5.25 Sensitivity analysis

A sensitivity analysis compares your conclusions between the analysis you carried out and another analysis in which you change some aspect of the approach. This method can be used to assess the sensitivity of your regression results (e.g., parameter estimates, 95% confidence intervals, p-values) to changes in your approach. Even in a confirmatory analysis, where you must pre-specify the approach, you can use a sensitivity analysis to assess what would have happened had you used a different approach.

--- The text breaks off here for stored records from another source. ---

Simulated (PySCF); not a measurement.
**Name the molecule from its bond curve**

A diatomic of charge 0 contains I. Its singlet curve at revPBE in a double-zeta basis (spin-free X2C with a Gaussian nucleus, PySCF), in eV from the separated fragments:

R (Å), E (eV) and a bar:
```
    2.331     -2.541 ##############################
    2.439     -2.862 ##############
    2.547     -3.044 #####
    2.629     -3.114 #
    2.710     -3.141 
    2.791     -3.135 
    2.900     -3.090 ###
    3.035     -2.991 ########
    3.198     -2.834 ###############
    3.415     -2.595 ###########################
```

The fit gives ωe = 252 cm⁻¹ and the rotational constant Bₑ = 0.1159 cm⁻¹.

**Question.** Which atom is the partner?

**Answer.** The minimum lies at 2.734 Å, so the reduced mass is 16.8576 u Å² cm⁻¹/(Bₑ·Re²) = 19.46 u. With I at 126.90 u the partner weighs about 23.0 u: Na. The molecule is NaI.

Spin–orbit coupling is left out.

When reporting the results of a sensitivity analysis, think about how your conclusions differ between approaches. Your results could differ quantitatively and/or qualitatively. A quantitative difference affects the strength of conclusions but may or may not affect the nature of the conclusions themselves. For example, suppose a regression coefficient estimate meaningfully differs in magnitude between two approaches, but is meaningfully large and in the same direction in both. This would be a quantitative difference, but not a qualitative difference.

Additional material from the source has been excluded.